10.1824 acres, more or less, situated in Land Lots 669 and 700 of the 17th Land District and 3rd Section, of Bartow County, Georgia Defendants, TIM DENSON, TERA DENSON, Defendants-Appellants. TRANSCONTINENTAL GAS PIPE LINE COMPANY, LLC, Plaintiff-Appellee,
v.
16.14 acres and 5 additional acres, more or less, situated in Land Lot 982 of the Seventeenth (17) District, Third (3rd) Section of Bartow County, Georgia - 35.10 acres more or less in Land Lots 962 and 963 of the Seventeenth (17th) District Third (3rd) Section of Bartow County, Georgia, et al., Defendants, WILLIAM G. TAFF, REBECCA K. TAFF, Defendants-Appellants. TRANSCONTINENTAL GAS PIPE LINE COMPANY, LLC, Plaintiff-Appellee,
v.
6.59 acres being Tract 7 in Land Lot 669 of the Seventeenth (17th) Land, Third (3rd) Section of Bartow County, Georgia, et al., Defendants, HENRY D. MEZ, RHONDA S. MEZ, Defendants-Appellants. TRANSCONTINENTAL GAS PIPE LINE COMPANY, LLC, Plaintiff-Appellee,
v.
3.22 acres, more or less, over parcel(s) of land of approximately 137.56 acres, more or less, situated in Land Lot 58 of the Fourth (4th) Land District of Coweta County, Georgia and more particularly described herein, Defendant, HANDY LAND AND TIMBER L.P., Defendants-Appellants.
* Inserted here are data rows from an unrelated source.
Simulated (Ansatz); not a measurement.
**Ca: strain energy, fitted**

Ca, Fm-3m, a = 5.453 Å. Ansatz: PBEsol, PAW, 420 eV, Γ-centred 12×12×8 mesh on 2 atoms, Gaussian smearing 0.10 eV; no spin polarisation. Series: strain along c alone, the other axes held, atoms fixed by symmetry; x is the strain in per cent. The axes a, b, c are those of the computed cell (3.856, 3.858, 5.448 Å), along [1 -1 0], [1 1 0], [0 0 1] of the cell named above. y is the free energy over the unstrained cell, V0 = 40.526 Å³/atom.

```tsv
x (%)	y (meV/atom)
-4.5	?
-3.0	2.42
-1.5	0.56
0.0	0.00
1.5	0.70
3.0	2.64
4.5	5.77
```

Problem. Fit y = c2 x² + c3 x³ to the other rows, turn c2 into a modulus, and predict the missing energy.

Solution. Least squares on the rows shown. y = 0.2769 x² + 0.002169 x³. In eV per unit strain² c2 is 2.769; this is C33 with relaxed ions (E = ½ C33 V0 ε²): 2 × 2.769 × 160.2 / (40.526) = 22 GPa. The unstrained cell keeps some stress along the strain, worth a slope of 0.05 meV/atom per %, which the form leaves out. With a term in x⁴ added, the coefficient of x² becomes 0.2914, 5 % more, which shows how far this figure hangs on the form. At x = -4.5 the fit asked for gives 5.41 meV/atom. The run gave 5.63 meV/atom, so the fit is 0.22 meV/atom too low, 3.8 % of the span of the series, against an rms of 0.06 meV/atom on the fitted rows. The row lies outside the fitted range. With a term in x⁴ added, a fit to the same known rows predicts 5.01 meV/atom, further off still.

          Appeal from the United States District Court for the Northern District of Georgia, D.C. Docket Nos. 1:16-cv-03288-ELR; 1:16-cv-03218-ELR, 1:16-cv-2991-ELR, 1:16-cv-03217-ELR, 1:16-cv-03258-ELR, 1:16-cv-03236-ELR, 1:16-cv-03234-ELR, 1:16-cv-03220-ELR, 1:16-cv-03224-ELR, 1:16-cv-3245-ELR, 1:16-cv-03238-ELR, 1:16-cv-03223-ELR, 1:16-cv-3247-ELR, 1:16-cv-03230-ELR, 1:16-cv-3257-ELR, 1:16-cv-03295-ELR, 1:16-cv-03232-ELR, 1:16-cv-3250-ELR, 1:16-cv-3297-ELR, 1:16-cv-3290-ELR, 1:16-cv-03296-ELR, 1:16-cv-03293-ELR, 1:16-cv-03364-ELR

          Before JILL PRYOR and JULIE CARNES, Circuit Judges, and CONWAY, [*] District Judge.

          JULIE CARNES, CIRCUIT JUDGE:

         Transcontinental Gas Pipe Line Company, LLC ("Transcontinental") brought these consolidated condemnation proceedings against several property owners in Northwest Georgia (collectively, "Defendants") in order to obtain an easement for the construction of a natural-gas pipeline. The district court granted summary judgment in favor of Transcontinental on the issue of whether it had a right to condemn certain portions of Defendants' properties under Section 7(h) of the Natural Gas Act, 15 U.S.C. § 717f(h). The district court also issued a preliminary injunction allowing Transcontinental to immediately enter Defendants' properties and begin construction. As a condition of such access, the district court required Transcontinental to post a surety bond in an amount equal to twice the appraised value of Defendants' properties. Defendants challenge each of those rulings on appeal. After careful review, and with the benefit of oral argument, we affirm.

         BACKGROUND

         I. Factual Background

         Transcontinental is a natural-gas company that transports natural gas back and forth between the Gulf Coast and the New York City metropolitan area via pipeline.[1] Along the route, Transcontinental provides natural gas to customers throughout the East Coast.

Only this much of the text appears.